The best haunted houses and other haunted jaunts

What makes a great haunted house? Gothic architecture? Unexpected things that go bump in the night? Chain saws? Thunder and lightening? Screams, shrieks and wails that pierce through fog? Dripping red goo that looks a lot like blood? Cockroaches on walls and mice that scurry across the floor? A hand that comes out of a box to grab you when you pass? How about a severed head surrounded by garnish served up on a platter?

From California to Pennsylvania and states in between, there are 12 haunted hot spots that have been picked by the staff at Digital City as being the best of the haunted house bounty in the United States. From their descriptions, it seems as if these attractions have most of the above and more–much more.

Interestingly, only one of the picks–the Winchester Mystery House in San Jose is an actual house. The rest range from a movie set to prisons. One, the Haunted School House and Lab in Akron, Ohio, is in a former elementary school.

No matter the venue, each haunted attraction is guaranteed to make you shriek. There’s a reason why.

What seems to be the common denominator among them is the amount of time and professional power it takes to create thrills and chills. For example, 13th Gate in Baton Rouge, Louisiana, the number one pick for two years in a row by Haunted Magazine, is created by a bevy of professional carpenters, technicians and scenery artists–many who have worked in Hollywood. It takes them months to redo this attraction so that each year is different. Before the opening, 100 professional actors know exactly what to do to scare the daylights out of anyone brave enough to make his or her way through the 13 indoor and outdoor sections.

For more worth heading to haunted jaunts, check out Tom’s post on five haunted attractions in the world. The ghost tours of old Orlando, Florida caught my attention in particular. I love real places with real stories behind them.

There are other prisons that offer haunted tours–some of them year round.
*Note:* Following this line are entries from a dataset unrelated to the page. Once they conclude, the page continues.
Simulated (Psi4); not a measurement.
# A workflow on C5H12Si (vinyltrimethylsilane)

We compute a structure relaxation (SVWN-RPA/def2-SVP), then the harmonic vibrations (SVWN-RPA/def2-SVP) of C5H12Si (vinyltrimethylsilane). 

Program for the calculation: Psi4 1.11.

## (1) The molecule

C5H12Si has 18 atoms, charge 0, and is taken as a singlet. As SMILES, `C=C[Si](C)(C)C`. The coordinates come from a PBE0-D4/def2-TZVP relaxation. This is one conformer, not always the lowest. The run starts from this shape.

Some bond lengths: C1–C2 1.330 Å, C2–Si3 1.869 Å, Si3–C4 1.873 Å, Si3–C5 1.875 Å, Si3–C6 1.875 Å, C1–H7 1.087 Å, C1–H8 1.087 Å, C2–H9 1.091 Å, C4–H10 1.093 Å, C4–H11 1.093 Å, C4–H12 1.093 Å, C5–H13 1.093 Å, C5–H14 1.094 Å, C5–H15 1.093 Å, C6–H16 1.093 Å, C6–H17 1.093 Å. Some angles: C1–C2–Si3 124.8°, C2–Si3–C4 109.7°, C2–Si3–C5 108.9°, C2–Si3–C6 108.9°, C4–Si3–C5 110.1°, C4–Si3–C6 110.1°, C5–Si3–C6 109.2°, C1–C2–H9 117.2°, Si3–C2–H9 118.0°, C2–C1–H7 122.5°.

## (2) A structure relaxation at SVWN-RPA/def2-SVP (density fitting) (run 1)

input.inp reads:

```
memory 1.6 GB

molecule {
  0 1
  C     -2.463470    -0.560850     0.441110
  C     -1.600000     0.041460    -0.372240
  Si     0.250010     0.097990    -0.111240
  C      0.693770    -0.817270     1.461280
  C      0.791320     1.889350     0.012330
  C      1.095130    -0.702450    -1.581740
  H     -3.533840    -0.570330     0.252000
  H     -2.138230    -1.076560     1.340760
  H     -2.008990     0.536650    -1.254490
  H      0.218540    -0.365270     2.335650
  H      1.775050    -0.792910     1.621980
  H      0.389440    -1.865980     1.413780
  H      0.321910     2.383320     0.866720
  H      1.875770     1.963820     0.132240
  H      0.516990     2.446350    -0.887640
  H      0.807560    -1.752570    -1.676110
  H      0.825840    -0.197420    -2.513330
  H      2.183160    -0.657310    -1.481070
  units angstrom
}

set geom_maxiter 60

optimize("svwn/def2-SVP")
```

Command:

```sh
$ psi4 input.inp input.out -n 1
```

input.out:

One of the ones I have a hankering to go to this year since I missed it last year is the Ohio State Reformatory in Mansfield, Ohio. I’ve only been there during the day and only on the outside. Even that creeped me out. The warden shot himself in the head in his office at this place. Oh, wait a minute. That scene happened in the movie The Shawshank Redemption which was filmed at this prison Still, the place is supposed to be haunted and I’ve heard rave reviews about the reformatory’s haunted tours.

Ghost hunt in a prison tours: Part history, part chills, even in daylight

May is the month that kicks off the full season of the Ohio State Reformatory tours. This prison that played centerpiece to the movie Shawshank Redemption is a Gothic style stone building that looks formidable even in daylight. At night it can really creep a person out. Known for its chilling location as a Halloween haunted house, the reformatory is a ghost hunter’s dream.

As the story goes, the reformatory that once housed wayward boys is haunted by some former inmates who haven’t left. They wander the halls. Although there may be other prisons with ghosts, Alcatraz seems fitting, in my opinion, the Ohio State Reformatory is the only one that offers an overnight tour package.

That’s right. People on the tour get to stay at the prison all night long to look for paranormal activity. Not only are people allowed to stay all night, they can walk around on their own. Tour guides are on hand to answer questions and tell about the prison history, but other than that, feel free to poke around without them. Unfortunately, the tours are sold out for this season, however, there are many other opportunities to tour the prison in daylight. This is something to keep in mind for next year. Put it on your calendar to call for next year’s dates as to not miss out. Planning ahead is warranted. You have to be 21 and over for the ghost hunt experience.

There are days that don’t sell out in advance. May through September, the prison is open for tours on Sundays, and starting on June 2 daily tours are available Tuesday through Friday at 2 p.m.

The Sunday one-hour tours come in three versions–West Tower Tour, the East Cell Block Tour and the Hollywood Tour. The times for these thematic tours vary and are on a first come first serve basis starting at 1:00. The last tour is at 3:45. These tours are family friendly, although not recommended for under age 7 due to hazards like lead-based paint. Pregnant women may not want to go inside either.

For the price of your ticket, you’re helping to keep history alive because proceeds are rolled into restoration projects. Keeping an 1886 building standing is not cheap. You don’t need to be a ghost hunter to appreciate the prison. It’s listed on the National Register of Historic Places and boasts the world’s largest free-standing steel cell block. Who knew?

By the way, Halloween is sooner than you think. The Halloween tours sell out fast also. Under 13 aren’t admitted.